Running the unit tests
The Deephaven R client utilizes R’s testthat
package to perform unit tests. In order to run these unit tests, install testthat
and the other dependent packages:
install.packages(c('testthat', 'lubridate', 'zoo'))
Then, from an R session with rdeephaven
installed, run the unit tests:
library(testthat)
test_package("rdeephaven")
Debugging
Because the Deephaven R client is written in C++ and wrapped with Rcpp
, standard R-level debugging is not sufficient for many kinds of problems associated with C++ code. For this reason, debugging the R client must be done with a C++ debugger. We recommend using Valgrind to check for memory bugs, and using gdb for thorough backtraces and general debugging.
Running R with Valgrind
The following was taken from this blog post, which has proven very useful for getting started with Valgrind. 1. Install Valgrind with sudo apt-get install valgrind
or sudo yum install valgrind
2. Run R under Valgrind with R -d valgrind
OS-dependent problems may come up in either step, and the simplest solution is to use a Linux machine or VM if one is available. Attempting these steps in a Linux Docker image may also prove difficult, and will certainly fail if the host architecture is not AMD/X86.
Running R with gdb
This article is a good resource for running R with gdb, and also touches on Valgrind use. There are several ways to run R with gdb, and here we only outline the text-based approach given near the bottom of the page. 1. Install gdb with sudo apt-get install gdb
or sudo yum install gdb
2. Start gdb with R attached with R -d gdb
. This will start a gdb session denoted by (gdb)
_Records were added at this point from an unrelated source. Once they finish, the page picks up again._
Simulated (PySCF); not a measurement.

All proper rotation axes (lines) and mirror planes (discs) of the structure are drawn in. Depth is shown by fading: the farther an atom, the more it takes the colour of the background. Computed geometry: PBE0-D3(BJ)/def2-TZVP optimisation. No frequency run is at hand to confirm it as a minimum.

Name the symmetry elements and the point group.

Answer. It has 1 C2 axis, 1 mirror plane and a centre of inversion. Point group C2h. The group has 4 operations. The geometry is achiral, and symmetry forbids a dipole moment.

in the console. 3. In the gdb session, start an R console with (gdb) run
Both Valgrind and gdb debugging is done through a console, and is not interactive from an IDE. There may be a way to make RStudio play well with Valgrind or gdb, but that is beyond the scope of these instructions.
Enabling DEBUG level logging for gRPC and the C++ layer of the Deephaven R client
The C++ component of the Deephaven R client uses the C++ implementation of gRPC to exchange messages with a Deephaven server. gRPC has an internal logging component that can be configured to log to stderr detail information about connection state and messages exchanged between client and server; the Deephaven R client also uses the same logging component to show client state information. This can be useful for debugging purposes. To enable detailed logging, set the environment variable GRPC_VERVOSITY=DEBUG
Code Styling
The Deephaven R client uses the Tidyverse styleguide for code formatting, and implements this style with the styler
package. For contributions, ensure that code is properly styled according to Tidyverse standards by running the following code in your R console, where /path/to/rdeephaven
is the path to the root directory of this package.
setwd("/path/to/rdeephaven")
install.packages("styler")
library(styler)
style_pkg()
High-level design overview
The R client uses the Deephaven C++ client as the backend for connecting to and communicating with the server. Any Deephaven-specific feature in the R client is, at some level, an API for an equivalent feature in the C++ client. To make Deephaven’s C++ client API available in R, an R6 class provides an R interface to Rcpp wrapped parts of the C++ API. Deephaven’s C++ API can create Arrow tables, and R has an Arrow library. Because Arrow is an in-memory data format, Arrow data can be transferred between R and C++ simply by passing a pointer between the languages and using the Arrow C Stream Interface. No data copies are required.